The Freemason Academy Mentors
Founder of the Freemason Academy
Author of over 50 Masonic Articles and Papers Including: “The God Conspiracy”, “History of Freemasonry: The Origins”, and “The Forgotten Freemasons” P.M. Paradise Valley Silver Trowel # 29 Senior Deacon Aztlan #1 32° K.C.C.H Scottish Rite Masonic Brotherhood of the Blue Forget-Me-Not Scottish Rite Research Society Scientia Coronati Research Lodge Fellow Philalethes Society
Karen Kidd is an author who lives in Oregon. She was initiated in August 2006 into a Washington Lodge that works under the Honorable Order of American Co-Masonry, the American Federation of Human Rights, which is based in Larkspur, CO. Kidd also is a member of the Honorable Order’s Lodge of Research, for which she has written several architectures/research papers and more are in the works.

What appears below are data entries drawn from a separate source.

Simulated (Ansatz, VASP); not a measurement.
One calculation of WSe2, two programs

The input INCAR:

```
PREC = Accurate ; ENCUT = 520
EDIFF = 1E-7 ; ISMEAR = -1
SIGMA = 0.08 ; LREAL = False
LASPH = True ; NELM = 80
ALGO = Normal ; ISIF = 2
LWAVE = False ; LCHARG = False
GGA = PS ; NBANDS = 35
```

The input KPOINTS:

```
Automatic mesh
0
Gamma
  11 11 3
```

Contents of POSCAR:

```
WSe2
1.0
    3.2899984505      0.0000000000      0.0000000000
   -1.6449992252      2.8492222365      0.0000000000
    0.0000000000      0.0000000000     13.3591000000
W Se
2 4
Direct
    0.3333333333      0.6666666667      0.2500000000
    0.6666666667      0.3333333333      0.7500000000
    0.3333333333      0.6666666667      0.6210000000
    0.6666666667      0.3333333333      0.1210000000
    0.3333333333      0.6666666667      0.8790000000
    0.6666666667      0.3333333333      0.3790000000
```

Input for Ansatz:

In 2007. she won the World Award in Internet Lodge No 9659's Short Paper's competition. Internet Lodge is a Lodge in Manchester England that works under the United Grand Lodge of England. It's biannual short papers competition attracts entrants the world over. Kidd was the first Co-Mason and the first woman Freemason to win such an award in a contest sponsored by a Lodge under the UGLE. In 2009, Kidd’s first book, “Haunted Chambers: the Lives of Early Women Freemasons” was released by Cornerstone Book Publishers in New Orleans, LA. She also authored the forward in the soon-to-be published, also by Cornerstone, rerelease of “The Biography of Mrs. Catherine Babington and How She Became a Blue Lodge Masons”.
Kidd presently is working on several projects, including the history of American Co-Masonry.
She started writing when she was a young girl and sold early works of short fiction while she was in college. She earned a degree in Journalism from Marshall University in Huntington, WV, and was a reporter for about eight years at several small southern newspapers. She then changed careers and entered the information technology field, writing occasional articles for technical journals.
She lives in Silverton, OR
Milo Dailey is a longtime journalist who has filed articles and photos from North and South America, Europe and Asia on subjects including economics, arts, agriculture, politics, sports, sales and marketing.
As at least a third generation Freemason, his research specialty led him beyond his father’s interest in philosophy and into the historic side of the Craft, especially on the Northern Plains of the U.S.
He is past master of the South Dakota Lodge of Masonic Research, past master of the Frontier Army Lodge of Masonic Research, and currently serves as chair of the public relations committee of the Grand lodge of South Dakota. Along with more traditional study, he has performed as a living historian re-enacting military and civilian life in the 1860s-90s U.S. frontier era.
He was commissioned to write and direct a play on the formation of the Dakota Territory Grand Lodge performed at the University of South Dakota for the South Dakota Grand Lodge.
He is a winner of the Philalethes Society’s literary award and has had material printed in other Masonic publications in the U.S. and the U.K.
Dailey’s personal interests include music and musical performance, combat arts from modern fencing to Asian unarmed combat, and always history. He has served on boards for Ft. Phil Kearny in Wyoming and the Tri-State Museum in Belle Fourche, S.D.